Plug-Ins Have Higher CO2 Emissions Than Traditional Hybrids Car When Coal Fires Grid, Study Shows
Life Cycle Analysis (LCA) study results can seem counter-intuitive, even preposterous, until one spends hours pouring over the details. That said: it's generally possible to find a take-away message that makes immediate sense. A recently published LCA study - Life cycle assessment of greenhouse gas emissions from plug-in hybrid vehicles: Implications for policy - makes especially timely, important points about the fit of coal fired electricity and Plug-In Hybrid vehicle use in North America. In a word: we really must clean up the grid to make PHEVs worthwhile. To quote one of the authors:
When upstream impacts from fuel extraction, production, processing, and transportation are included, total GHGs per kWh get closer to ~670. Using power that looks like this still affords PHEVs a 32% reduction in life cycle GHGs compared to a regular sedan, and a 5% reduction compared to efficient gasoline-electric hybrids. In areas where coal is or could be the dominant fuel for charging (~950 g/kWh), PHEVs would still edge out sedans on GHGs but they would have 9-18% higher GHGs than hybrids. On the other hand, with a low-carbon portfolio of ~ 200 g/kWh, PHEVs would have large GHG reductions compared to sedans and hybrids (51-63% and 31 to 47%, respectively).Our take on the coming election: a politician who supports PHEV R&D; and coal power is self contradicting. By definition, if you support more coal power you should not support electric vehicles of any kind. [See important "update" below the fold.]Update: The original post overlooked a factor that shapes how readers might react to its provocative Title and political conclusion: the regional upward effect on electricity pricing of a national GHG Cap and Trade system.

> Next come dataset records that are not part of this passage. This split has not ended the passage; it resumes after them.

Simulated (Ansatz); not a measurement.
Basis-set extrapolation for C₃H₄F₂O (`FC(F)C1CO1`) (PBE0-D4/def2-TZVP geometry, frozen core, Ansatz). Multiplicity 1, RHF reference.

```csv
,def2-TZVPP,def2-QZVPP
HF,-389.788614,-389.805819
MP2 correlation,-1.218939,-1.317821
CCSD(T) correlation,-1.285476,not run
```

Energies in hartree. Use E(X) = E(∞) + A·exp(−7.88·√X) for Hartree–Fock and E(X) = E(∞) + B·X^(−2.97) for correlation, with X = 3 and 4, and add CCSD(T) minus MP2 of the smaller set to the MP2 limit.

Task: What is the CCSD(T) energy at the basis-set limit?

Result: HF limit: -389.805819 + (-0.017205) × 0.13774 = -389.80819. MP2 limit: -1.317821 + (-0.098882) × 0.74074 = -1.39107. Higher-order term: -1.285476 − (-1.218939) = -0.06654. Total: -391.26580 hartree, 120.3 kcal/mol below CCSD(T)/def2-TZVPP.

If a US Cap and Trade is implemented in synchrony with wide-scale marketing of PHEVs, prospective PHEV owners in regions of the US that are predominantly powered by coal will realize that they would be paying more to charge their cars that owners in other regions. Therefore, it is reasonable to expect that the PHEV market will be "tipped" to portions of the grid where less carbon intensive forms of electricity are available.
This points out how important public policy making is. (And, how much lobbying against Cap & Trade there will be from coal-dependent states.)
Additionally, as the comments below point out, the PHEV/coal power promotion contradiction for coal-heavy grid areas is resolved for independent consumers, businesses, or for local coops which produce renewable power on their own: e.g. distributed renewables.